GE Renewable Energy has made an agreement with Chicago-based Invenergy, a global clean energy developer and operator, to provide wind turbines for the 1.48 gigawatt North Central Wind Energy Facilities in Oklahoma.
GE’s largest-ever onshore wind project
The North Central Wind Energy Facilities project is a group of three wind farms in north central Oklahoma. GE will deliver 492 2.X-127s and 39 2.X-116 turbines. According to GE Renewable Energy’s press release:
The three wind farms are the 999-megawatt Traverse Wind Energy Center, the 287-megawatt Maverick Wind Energy Center, and the 199-megawatt Sundance Wind Energy Center. Maverick and Sundance will be completed in 2021 and Traverse in 2022.

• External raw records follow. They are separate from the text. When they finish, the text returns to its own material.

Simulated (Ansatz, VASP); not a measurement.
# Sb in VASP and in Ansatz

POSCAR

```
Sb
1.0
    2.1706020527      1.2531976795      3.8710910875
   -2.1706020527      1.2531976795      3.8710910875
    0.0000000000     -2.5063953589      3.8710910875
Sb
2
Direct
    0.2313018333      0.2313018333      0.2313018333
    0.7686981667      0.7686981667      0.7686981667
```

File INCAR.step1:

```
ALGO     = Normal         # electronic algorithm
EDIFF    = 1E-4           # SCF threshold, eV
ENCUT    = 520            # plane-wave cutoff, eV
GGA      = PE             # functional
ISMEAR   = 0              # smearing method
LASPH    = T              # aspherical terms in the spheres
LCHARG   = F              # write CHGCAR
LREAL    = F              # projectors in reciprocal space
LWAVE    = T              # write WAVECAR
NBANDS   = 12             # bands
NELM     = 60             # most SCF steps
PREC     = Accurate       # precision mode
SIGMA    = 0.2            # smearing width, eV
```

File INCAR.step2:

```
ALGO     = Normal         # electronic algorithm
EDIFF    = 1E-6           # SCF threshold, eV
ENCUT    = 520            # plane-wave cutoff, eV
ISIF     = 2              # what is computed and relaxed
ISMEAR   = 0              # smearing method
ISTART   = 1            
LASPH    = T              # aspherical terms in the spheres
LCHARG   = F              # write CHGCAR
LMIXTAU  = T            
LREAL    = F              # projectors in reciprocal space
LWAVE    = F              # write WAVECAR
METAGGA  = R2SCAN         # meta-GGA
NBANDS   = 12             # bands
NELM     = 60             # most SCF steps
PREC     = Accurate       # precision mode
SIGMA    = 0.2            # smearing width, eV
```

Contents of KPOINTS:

The Traverse Wind Energy Center will become the largest wind farm in the US if it goes online as scheduled.
Tim White, GE Renewable Energy’s CEO, Onshore Americas, said:
GE Renewable Energy is delighted to be a part of this exciting endeavor, which is the largest combined onshore wind project in GE’s history. We have a long partnership with Invenergy and AEP and look forward to working closely with them to help bring a significant amount of affordable, sustainable energy to the region.
AR, LA, OK = in. TX = out
The project will be owned by Columbus, Ohio-headquartered utility American Electric Power (AEP)‘s subsidiaries, Public Service Co. of Oklahoma (PSO) and Southwestern Electric Power Co. (SWEPCO). According to Power Magazine:
‘PSO will own 45.5% and SWEPCO will own 54.5% of the project, which will cost approximately $2 billion,’ AEP said.
According to AEP, PSO received approval from Oklahoma regulators and SWEPCO received approval from regulators in Arkansas and Louisiana to acquire the North Central Wind Energy Facilities on a fixed-cost turnkey basis at completion in 2020. Both the Arkansas Public Service Commission and the Louisiana Public Service Commission approved the flex-up option, agreeing to acquire the Texas portion, which the Public Utilities Commission (PUC) of Texas denied.
In June 2020, AEP CEO Nicholas Akins said in a statement about Texas’ denial [via Power Engineering]:
We are disappointed that our SWEPCO customers in Texas will not be able to benefit from the low-cost wind energy the North Central projects will provide.
The regulatory approvals we have received in Arkansas, Louisiana, Oklahoma and at the Federal Energy Regulatory Commission will allow us to move ahead with the North Central wind projects at full scale, saving our customers in those states approximately $3 billion over the next 30 years.
The Texas PUC has been in the news a lot this year. After Texas’ massive blackout crisis in February due to freezing weather, all three members of the Texas PUC resigned in March after pressure from legislators, as they refused to retroactively adjust the inflated price of power.
And just today, Governor Greg Abbott (R-TX) named Will McAdams, president of the Associated Builders and Contractors of Texas and a former aide at the Texas Capitol, to the board of the Texas PUC. He will need to be confirmed by the state senate.